Standardized tests not logical for college students

Sharpen those pencils and get ready. The Commission on the Future of Higher Education is poised to add a standardized test for college and university students as a means of collegiate accountability when it issues its final report.

The commission, which includes members with clear conflicts of interest – such as the chairman and CEO of Kaplan, Inc. – has been charged with “developing a comprehensive national strategy for postsecondary education.” However, standardized testing is a poor way to achieve their goals for the future of higher education.

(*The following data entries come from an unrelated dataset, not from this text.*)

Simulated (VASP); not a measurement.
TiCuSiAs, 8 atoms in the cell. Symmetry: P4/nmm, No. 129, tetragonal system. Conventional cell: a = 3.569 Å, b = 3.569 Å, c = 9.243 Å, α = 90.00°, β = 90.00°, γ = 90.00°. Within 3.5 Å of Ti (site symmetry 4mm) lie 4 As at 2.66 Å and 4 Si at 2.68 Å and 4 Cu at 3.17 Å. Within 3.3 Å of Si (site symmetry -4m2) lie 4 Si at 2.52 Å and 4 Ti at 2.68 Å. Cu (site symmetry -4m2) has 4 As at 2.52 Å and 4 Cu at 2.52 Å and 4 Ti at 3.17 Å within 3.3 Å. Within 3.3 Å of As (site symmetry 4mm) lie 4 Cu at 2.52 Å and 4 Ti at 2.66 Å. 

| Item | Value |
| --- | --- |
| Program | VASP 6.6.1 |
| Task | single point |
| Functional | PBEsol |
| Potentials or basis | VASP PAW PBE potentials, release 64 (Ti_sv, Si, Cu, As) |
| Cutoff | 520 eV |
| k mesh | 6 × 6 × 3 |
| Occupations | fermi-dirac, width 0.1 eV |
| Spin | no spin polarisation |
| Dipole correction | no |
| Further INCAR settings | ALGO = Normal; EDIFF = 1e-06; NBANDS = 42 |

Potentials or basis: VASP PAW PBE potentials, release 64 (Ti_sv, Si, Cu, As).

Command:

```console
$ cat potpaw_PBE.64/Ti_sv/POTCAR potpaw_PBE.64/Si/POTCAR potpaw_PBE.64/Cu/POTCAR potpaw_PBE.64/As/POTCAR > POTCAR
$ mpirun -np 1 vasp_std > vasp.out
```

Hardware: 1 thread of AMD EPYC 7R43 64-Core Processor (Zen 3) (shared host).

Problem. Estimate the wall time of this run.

Standardized testing in college is illogical. Presumably, students choose a school based on matching their interests and the institution’s strengths. M.I.T is not The Julliard School of Music any more than USF, with more than 200 majors and programs, is Amherst College – nor should it be. Creating a standardized test for college students limits their potential and advocates a “one-size-fits-all” approach to higher education.

In addition, as evidenced by this state’s experience with the Florida Comprehensive Assessment Test (FCAT), standardized tests foster an instructor mentality of “teaching the test.” No time to talk about Einstein and relativity or Coulomb’s constant and electrostatics – it is time for test prep. Colleges burdened with these tests and concerned about future enrollment will focus on achievement on this one measure above all else.

Globalization will continue to challenge our academic competitiveness, but take the creativity and critical thinking out of higher education and the result will be intellectual decline. Standardized tests would eliminate the focus on these vital elements that have been a hallmark of American academia for more than a century.

Proponents of such tests, such as commissioner Kati Haycock of the Education Trust in Washington, point to statistics to promote the cause. Haycock said in an e-mail to the New York Times, “Any honest look at the new adult literacy level data for recent college grads leaves you very queasy.”

While certainly alarming, illiterate college graduates and similar measures of academic inadequacy are indications of a breakdown in the education system long before college and must be addressed as such.

The truly alarming nature of the push for such a proposal is that these test results could decide future federal funding. While Commission chairman Charles Miller has indicated that he is not envisioning a program such as No Child Left Behind, where failing schools are penalized for not improving, this could easily change.

Standardized testing of college students is, at best, an ill-conceived idea. The best test of collegiate learning is not evidenced by Scantron results or a standard essay, but rather in the successes and failures of graduates in the marketplace.